Experience on finetuning for specific language
Hi, i've tested the model performed well for almost of my cases. However, there still small issue with tone marks. My language is Vietnamese - is based on the Latin alphabet. Model sometime will confuse example "Phường" -> "Phòng", "Tỉnh" -> "Tinh" so i want to enhance performance on Vietnamese but also prevent catastrophic forgetting. I've checked the finetuning notebook and i think i should freeze the vision weights and unfreeze language weights for my case maybe i should LoRA instead of full fine-tuning to adapt correct tone mark? And how many sample will be a good starting point? I should collect pdf files with diverse structure to maintain the generic of model?
Hi,
Yes, i think finetuning makes a lot of sense in this case!

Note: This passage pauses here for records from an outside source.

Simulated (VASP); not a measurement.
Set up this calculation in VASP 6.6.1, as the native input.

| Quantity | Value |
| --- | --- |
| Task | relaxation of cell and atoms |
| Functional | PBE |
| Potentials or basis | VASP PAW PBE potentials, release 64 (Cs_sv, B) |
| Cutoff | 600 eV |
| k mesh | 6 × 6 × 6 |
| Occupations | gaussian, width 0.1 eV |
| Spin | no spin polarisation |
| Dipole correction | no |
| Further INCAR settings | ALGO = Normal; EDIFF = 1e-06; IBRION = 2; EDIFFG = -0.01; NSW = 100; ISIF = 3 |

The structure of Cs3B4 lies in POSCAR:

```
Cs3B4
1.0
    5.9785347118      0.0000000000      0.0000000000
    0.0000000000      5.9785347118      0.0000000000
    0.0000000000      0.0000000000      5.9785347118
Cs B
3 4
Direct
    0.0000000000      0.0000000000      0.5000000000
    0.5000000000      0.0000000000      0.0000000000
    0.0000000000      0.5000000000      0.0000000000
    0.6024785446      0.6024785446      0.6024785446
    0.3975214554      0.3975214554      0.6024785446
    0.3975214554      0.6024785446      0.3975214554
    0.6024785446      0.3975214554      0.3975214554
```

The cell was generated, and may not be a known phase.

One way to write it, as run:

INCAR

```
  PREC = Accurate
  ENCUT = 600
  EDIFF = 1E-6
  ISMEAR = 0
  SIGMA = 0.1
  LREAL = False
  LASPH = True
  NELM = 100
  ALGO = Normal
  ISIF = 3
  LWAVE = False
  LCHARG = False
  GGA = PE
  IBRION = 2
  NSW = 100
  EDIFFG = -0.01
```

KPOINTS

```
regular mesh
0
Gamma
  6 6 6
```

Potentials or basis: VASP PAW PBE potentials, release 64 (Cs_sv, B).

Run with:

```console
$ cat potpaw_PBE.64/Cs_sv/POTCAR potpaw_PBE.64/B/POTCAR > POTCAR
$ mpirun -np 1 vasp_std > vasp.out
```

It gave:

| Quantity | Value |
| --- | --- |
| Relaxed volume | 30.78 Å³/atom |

Hi, i've tested the model performed well for almost of my cases. However, there still small issue with tone marks. My language is Vietnamese - is based on the Latin alphabet. Model sometime will confuse example "Phường" -> "Phòng", "Tỉnh" -> "Tinh" so i want to enhance performance on Vietnamese but also prevent catastrophic forgetting. I've checked the finetuning notebook and i think i should freeze the vision weights and unfreeze language weights for my case maybe i should LoRA instead of full fine-tuning to adapt correct tone mark? And how many sample will be a good starting point? I should collect pdf files with diverse structure to maintain the generic of model?
Yes! Freeze vision weights and train only on language weights with LoRA, works like magic! Tested.